Significant Allusions

Greco-Roman Allusions: Since the Renaissance, the two most potent sources of allusion for English poets have been the Bible and Greco-Roman mythology. From the start, John Keats leaned toward the latter camp, drawing his allusions chiefly from Greek lore. For instance, Keats’s earliest known poems include “Ode to Apollo” and “Hymn to Apollo.” Across his writings, his allusions range from the best-known gods and heroes to obscurer figures and locales, such as the “blushful Hippocrene” that appears in the second stanza of “Ode to a Nightingale.”

It is likely that the vibrant world of Greek myth appealed to Keats’s imaginative and sensuous sensibility. As in many of his poems, “Ode to a Nightingale” is so densely laced with Greek allusions—Lethe, Flora, Dryads, and Bacchus, to name a few—that the world of Greek myth comes to give the poem its background and texture, in addition to providing a shorthand for layered meanings. By contrast, the penitential and moral concerns that mark the biblical myths never struck quite as powerful a chord for Keats, although the episode of Ruth and her “sad heart” appears briefly in “Ode to a Nightingale.”

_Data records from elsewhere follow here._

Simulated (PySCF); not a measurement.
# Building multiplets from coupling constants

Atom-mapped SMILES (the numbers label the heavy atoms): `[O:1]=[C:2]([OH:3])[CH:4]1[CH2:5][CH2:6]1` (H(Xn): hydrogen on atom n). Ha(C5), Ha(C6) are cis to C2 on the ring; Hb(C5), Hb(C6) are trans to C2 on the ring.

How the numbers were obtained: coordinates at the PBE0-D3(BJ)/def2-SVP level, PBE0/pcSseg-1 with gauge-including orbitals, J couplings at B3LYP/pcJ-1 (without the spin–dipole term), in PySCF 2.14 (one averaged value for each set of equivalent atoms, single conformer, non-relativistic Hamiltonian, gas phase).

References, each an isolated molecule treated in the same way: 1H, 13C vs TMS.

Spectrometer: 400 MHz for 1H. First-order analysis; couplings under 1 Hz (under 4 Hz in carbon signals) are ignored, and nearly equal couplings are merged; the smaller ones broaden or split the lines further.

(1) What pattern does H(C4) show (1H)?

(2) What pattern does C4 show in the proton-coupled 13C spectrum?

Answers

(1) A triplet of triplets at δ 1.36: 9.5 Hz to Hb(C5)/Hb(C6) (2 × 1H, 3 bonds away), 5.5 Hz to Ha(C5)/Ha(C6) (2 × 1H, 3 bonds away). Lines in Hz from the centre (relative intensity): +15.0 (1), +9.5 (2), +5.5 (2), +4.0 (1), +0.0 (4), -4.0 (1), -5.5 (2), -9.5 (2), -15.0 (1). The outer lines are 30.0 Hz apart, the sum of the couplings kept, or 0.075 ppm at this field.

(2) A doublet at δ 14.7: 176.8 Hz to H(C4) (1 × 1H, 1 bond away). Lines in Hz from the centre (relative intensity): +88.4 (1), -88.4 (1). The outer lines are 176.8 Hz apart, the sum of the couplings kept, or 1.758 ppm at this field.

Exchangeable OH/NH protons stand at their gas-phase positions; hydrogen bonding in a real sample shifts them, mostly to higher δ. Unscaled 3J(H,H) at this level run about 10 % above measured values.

Texts that Go Well with “Ode to a Nightingale”

“Because I could not stop for Death,” by Emily Dickinson, is a ballad that was first published in 1890 and most likely composed in 1863. Like Keats in “Ode to a Nightingale,” Dickinson employs metaphor and personification to address the most difficult of subjects. Whereas Keats tends towards breathless expansion, however, Dickinson tends towards cool concision. Dickinson’s portrayal of Death as a gentleman in a carriage is unforgettable, as are the poem’s mysterious final lines: “Since then — ‘tis Centuries — and yet / Feels shorter than the Day / I first surmised the Horses’ Heads / Were toward Eternity —” 

“Bright Star” is one of the final poems John Keats ever wrote and is considered his last sonnet. He most likely wrote it during his voyage to Italy in the winter of 1820, just months before his death. The poem takes the North Star as its central image. The poem’s speaker expresses his desire for the same steadfastness as the unmoving star. In its expression of the smallness and fragility of human life, this poem is a fitting piece to pair with “Ode to a Nightingale.” 

“Ode: Intimations of Immortality,” (1804) by William Wordsworth, is one of the signature poems of English Romanticism and stands alongside “Ode to a Nightingale” as a landmark ode. Whereas Keats nominally addresses his poem to a bird, Wordsworth inconspicuously sets his sights on more metaphysical matters. Wordsworth recalls the golden times of childhood, “when meadow, grove, and stream, / The earth, and every common sight, / To me did seem / Apparelled in celestial light.” The ode both praises the enchanted experience of childhood and grieves the inevitable fall from that paradise. Like Keats’s “Ode to a Nightingale,” Wordsworth’s ode explores human limitations, addressing the facts of suffering and mortality. Ultimately, Wordsworth’s speaker finds solace and redemption in the treasure trove of memory. 

“The Nightingale,” by Samuel Taylor Coleridge, was first published in Lyrical Ballads in 1798. This light-hearted, discursive poem offers a new frame through which to understand the nightingale. In the opening lines, Coleridge draws on a quote by John Milton to establish the consensus opinion of nightingales: “‘Most musical, most melancholy bird!’” Coleridge then refutes Milton’s claim: “A melancholy bird! Oh! idle thought! / In nature there is nothing melancholy.” For readers of Keats’s “Ode to a Nightingale,” Coleridge’s poem can be enjoyed as a whimsical companion piece by another of the central Romantic poets. 

“To Autumn,” by John Keats, is one of the six beloved odes Keats composed in 1819. After composing the first five in the spring of that year, Keats produced “To Autumn” in late September. After descending to the depths of existential inquiry plumbed in “Ode to a Nightingale,” readers may find that “To Autumn” serves as a calming balm to the soul. In some of the richest, most sensuous language Keats ever put on the page, he evokes the “Season of mists and mellow fruitfulness!” This generous ode is a love letter to the unsung season of ample harvests and “stubble-plains with rosy hue.”

“When I Have Fears,” by John Keats, is an 1818 sonnet that explores the same thematic territory as “Ode to a Nightingale.” Both poems confront death, but they diverge in many ways. “When I Have Fears” is a sonnet and thus arrives at its conclusive note quickly, whereas “Nightingale” meanders and lands on an ambiguous note. “When I Have Fears” is indelible for its final shedding of idealism:

Then on the shore 
Of the wide world I stand alone, and think 
Till Love and Fame to nothingness do sink.